California is the heart of our nation’s food and agricultural innovations, from popularizing farmers’ markets and organic agriculture in the 1970’s and 1980’s to a renewed focus in recent years on fresh produce and local foods. As California goes, so goes the nation, right? With more than 800 farmers markets now operating in the Golden State, it is fair to say that California represents “ground zero” in the ever-evolving policy and operations issues that farmers’ markets face in the United States.
Given this, the significance of Governor Jerry Brown signing AB 1871 into law in september cannot be overstated. AB 1871 is arguably the most important piece of legislation affecting California farmers’ markets since they were authorized back in 1977. As many of the stories regarding AB 1871 have pointed out, this new law provides increased funding to the Farmers’ Market Program of the California Department of Food and Agriculture (CDFA) to help enforce regulations that protect farmers and consumers from fraud. It also requires new signage that will help educate our customers on where the crops are grown and by whom.
What most articles on the new law have missed is that in addition to the increased funding through AB 1871, CDFA now has a new and better model for how it enforces those regulations. Last spring, CDFA conducted a Cross County Enforcement Pilot Project, designed to improve how CDFA works with counties to conduct inspections. The model ensured that all farm inspections would take place no more than 48 hours after the market stall inspection was completed. This is important because, In order to effectively enforce the rules, CDFA must coordinate agricultural inspectors in the county where the market is located, as well as in the county where the farm is located. If these inspections are not conducted in a coordinated fashion, within a short time period, it becomes very difficult to prove that fraud is happening.
The pilot project was highly successful and CDFA should be applauded for its results, which showed that nearly all of the inspections were completed within the agreed upon 48-hour timeframe. These are the type of enforcement activities that market operators and farmers want. In an April 2013 report conducted by the Ecology Center as part of the development of the California Alliance of Farmers’ Markets, nearly all farmers’ market operators strongly agreed that enforcement strategies should focus on coordinated, timely inspections of a farm’s land and it’s farmers’ market stall. The pilot was crucial because it demonstrated what farmers’ market managers and farmers have long known: that data driven, targeted, coordinated inspections work.
When AB 1871 is enacted in January, CDFA’s budget is expected to quadruple to $1.3 million. While there are no guarantees that the model put forward in the Cross County Enforcement Pilot Project will be implemented for all enforcement activities, the Pilot’s results speak for themselves. With this significant influx of new dollars rolling in, CDFA will be well poised to build upon the highly successful Cross County Enforcement Pilot Project and to conduct the type of inspections that have been shown to catch the small number of individuals who take advantage of the system.

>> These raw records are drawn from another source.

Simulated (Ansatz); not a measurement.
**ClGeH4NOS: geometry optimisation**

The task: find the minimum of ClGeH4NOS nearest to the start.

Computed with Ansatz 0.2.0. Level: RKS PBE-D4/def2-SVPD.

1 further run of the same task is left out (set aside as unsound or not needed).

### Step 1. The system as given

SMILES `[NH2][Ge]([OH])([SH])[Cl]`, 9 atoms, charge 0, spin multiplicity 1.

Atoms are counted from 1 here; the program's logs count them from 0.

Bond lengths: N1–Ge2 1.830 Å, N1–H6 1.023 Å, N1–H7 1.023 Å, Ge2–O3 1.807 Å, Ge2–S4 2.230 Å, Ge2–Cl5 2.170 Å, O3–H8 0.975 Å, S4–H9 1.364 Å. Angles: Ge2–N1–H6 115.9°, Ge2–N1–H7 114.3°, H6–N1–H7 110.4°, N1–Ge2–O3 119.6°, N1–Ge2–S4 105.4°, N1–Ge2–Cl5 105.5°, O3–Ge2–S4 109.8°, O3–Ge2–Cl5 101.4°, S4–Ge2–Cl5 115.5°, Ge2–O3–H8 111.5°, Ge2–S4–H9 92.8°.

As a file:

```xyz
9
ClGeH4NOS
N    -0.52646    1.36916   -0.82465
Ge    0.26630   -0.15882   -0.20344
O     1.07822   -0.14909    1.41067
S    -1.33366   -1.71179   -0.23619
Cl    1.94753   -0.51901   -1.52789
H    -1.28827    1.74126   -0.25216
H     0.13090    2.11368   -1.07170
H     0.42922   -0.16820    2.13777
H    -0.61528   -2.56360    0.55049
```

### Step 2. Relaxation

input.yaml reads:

The Alliance of California Farmers Markets believes that the successful 2014 Cross County Enforcement Pilot Project represents a new way of doing things, a way to bring integrity and a sense of balance to farmers’ markets across California. We stand ready to collaborate with state and county inspectors to ensure that the state’s new enforcement dollars are spent wisely and efficiently in our shared pursuit of protections that will benefit both California’s hard working farmers and it’s loyal farmers’ market shoppers.